Trying to understand why squid saturates the process memory,
I noticed looking at the proxy log that squid seems to go crazy,
for about 30 seconds I find this in the log:
In most cases, this means the client opened a TCP connection to a Squid
listening port and then closed it without sending the HTTP headers. To
figure out who is at fault, you need to figure out who is making these
connections to Squid and why they are closing them without sending HTTP
headers (if that is what they are actually doing).
my understanding is that IPTables redirect to squid on port 3128 the requests for port 80, and squid, if it has an intercept directive in the config, will forward the traffic. For some reason, the HTTP header is not transmitted to squid, either by the firewall (I doubt it), or the firewall is not receiving the header.
If you use curl from IPFire, do you get the same message?
It must come from the incoming traffic. Do not have an hypothesis, besides a vague DNS problem. Can you cross check the DNS logs in the same time intervals?
Let’s think this through. A client in green or blue requests a connection with a web site. Unbound fetches the IP, the request from the client is packaged and sent on port 80 to the kernel, which redirects to Squid on port 3128, which goes to fetch the page but does not receive the HTTP header from the target, triggering a storm of repeated requests from the client. At the very minimum you should see the kernel logs for the port 80 to port 3128 during that time frame.
Do you agree with this?
EDIT: when the HTTP download is successful, I think you should see also the return traffic from 3128 to 80 in the kernel logs.
what version of squid is currently implemented in ipfire?
I would like to open a ticket on the squid.org portal, I found a ticket with an error that prevented browsing on https ports, but as I’m not an expert I can’t figure out if it’s right for me.
You could but without some information as to what is wrong in IPFire that is causing it it will be difficult to figure out what to go and fix.
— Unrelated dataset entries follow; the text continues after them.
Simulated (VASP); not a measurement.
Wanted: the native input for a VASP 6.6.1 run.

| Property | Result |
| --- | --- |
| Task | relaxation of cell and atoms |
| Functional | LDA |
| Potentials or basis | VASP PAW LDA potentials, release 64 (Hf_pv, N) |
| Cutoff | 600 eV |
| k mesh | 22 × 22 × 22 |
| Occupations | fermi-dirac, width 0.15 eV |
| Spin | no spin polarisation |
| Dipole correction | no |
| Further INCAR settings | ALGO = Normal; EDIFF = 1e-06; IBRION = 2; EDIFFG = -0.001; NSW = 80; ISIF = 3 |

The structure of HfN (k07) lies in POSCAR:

I don’t see those log messages that you are getting. If other people report the same thing then we might be able to figure out what the common setup is and see if it can be replicated on another machine not having the problem. Once able to replicate then a developer can investigate it one of their machines.
I am not saying that you shouldn’t raise an IPFire bug but I think you need to be clear that IPFire is the cause of the problem. Raising a bug at both squid and IPFire is not a good idea. Both of them are unlikely to be the root cause at the same time.
You could try re-installing Core Update 171 on one of the machines having the problem and restore the settings and then see if that one no longer has the problem when the others still do.
That would then be a good indication that IPFire is somehow linked to it.
looking at the squid log, I realized that a few seconds before the request storm starts, the log reports of cache.log:
2023/02/07 08:49:31 kid1| WARNING! Your cache is running out of file descriptors listening port: 192.168.12.1:3128
2023/02/06 09:08:01 kid1| WARNING! Your cache is running out of file descriptors listening port: 192.168.12.1:3128
This appears in all the firewalls I’ve monitored
According to the wiki page on the web proxy this can occur if you have a large number of clients or high/unusual traffic. A limit is then reached where no more cache files can be opened.
It then suggests increasing the number of file descriptors by 1024 or more. Increasing this number will increase the memory consumption.
From your earlier info it sounds like you don’t knowingly have high/unusual traffic so while the above might mitigate the problem, if you have high traffic levels which you don’t expect or know of then it doesn’t solve the problem.
Might be worth increasing the file descriptors entry and see what happens. See if the WARNING about file descriptors no longer occurs and also the 16,000 odd entries in the log.
You can’t reset to Core Update 171. You have to take a backup and save it on another computer and then do a fresh install from scratch and then restore the backup.
I will be prepping a new car with the 171 this weekend.
For the descriptors I tried to increase them as the wiki says.
I tried with the command grep “WARNING” /var/log/squid/cache.log
and after augmenting the descriptors it doesn’t report the warning.
But couldn’t the cache manager help?
I tried looking for info but I didn’t find much and accessing the various items without knowing what to look for isn’t much use.
Another strange thing, why if I put 600 MB as the memory cache size limit in the services graph do I see an occupation of 800MB?
My network hardware hasn’t changed in the last month, but moreover I don’t think it’s related to this aspect, since I see the same anomalies, that of the storm of requests, also on 3 other systems.